Ending Waste In Outdoor Apparel

Ending Waste In Outdoor Apparel

Normally when you return a broken or faulty garment to a brand or retailer, it is much easier for them to just give you a new one rather than to fix it. This returned gear piles up in a warehouse somewhere, and eventually makes its way to the landfill. Seeing that 12.7 million tons of textiles end up in the landfill every year, outdoor industry vets Jeff Denby and Nicole Bassett thought there had to be a better solution.

Enter The Renewal Workshop –officially launched at Outdoor PressCamp this week. Brands and retailers sell their returned or faulty apparel to the company where it is sorted, cleaned using a waterless technology, and repaired in their factory in Cascade Locks, Oregon. It is then either upcycled/recycled or resold to retail and brand partners to sell as renewed apparel.

The Renewal Workshop offers a zero landfill guarantee. For repairs, all the trims, labels, and zippers are Bluesign approved. For all those products that can’t be repaired, the material is reused to create something else. Maybe a jacket is reshaped into a tote bag for example. Only when that piece of apparel is truly finished does it need to find its final resting place — and the company believes that should either be composting or recycling.

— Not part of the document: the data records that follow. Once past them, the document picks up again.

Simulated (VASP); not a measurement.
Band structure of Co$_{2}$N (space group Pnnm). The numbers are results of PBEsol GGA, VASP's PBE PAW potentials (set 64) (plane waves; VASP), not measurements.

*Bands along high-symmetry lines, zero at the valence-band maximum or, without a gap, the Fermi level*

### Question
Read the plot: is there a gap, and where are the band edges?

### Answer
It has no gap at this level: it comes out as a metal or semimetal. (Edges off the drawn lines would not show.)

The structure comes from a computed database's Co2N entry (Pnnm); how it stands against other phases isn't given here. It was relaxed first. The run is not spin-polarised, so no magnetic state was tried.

The Renewal Workshop is launching with 5 brand partners–Ibex, Indigenous, Toad & Co, Prana, and Mountain Khakis. Nicole gave me a super cute renewed Prana sweater to try–hard to imagine it was destined for the landfill.

For those of us that might be looking to reduce our consumer footprint, The Renewal Workshop will soon launch an online marketplace where you can go and buy renewed apparel. Sales should start sometime this fall.

The company hopes to continue to sign on new outdoor brand partners and help give them a better answer to, “Where does it go?”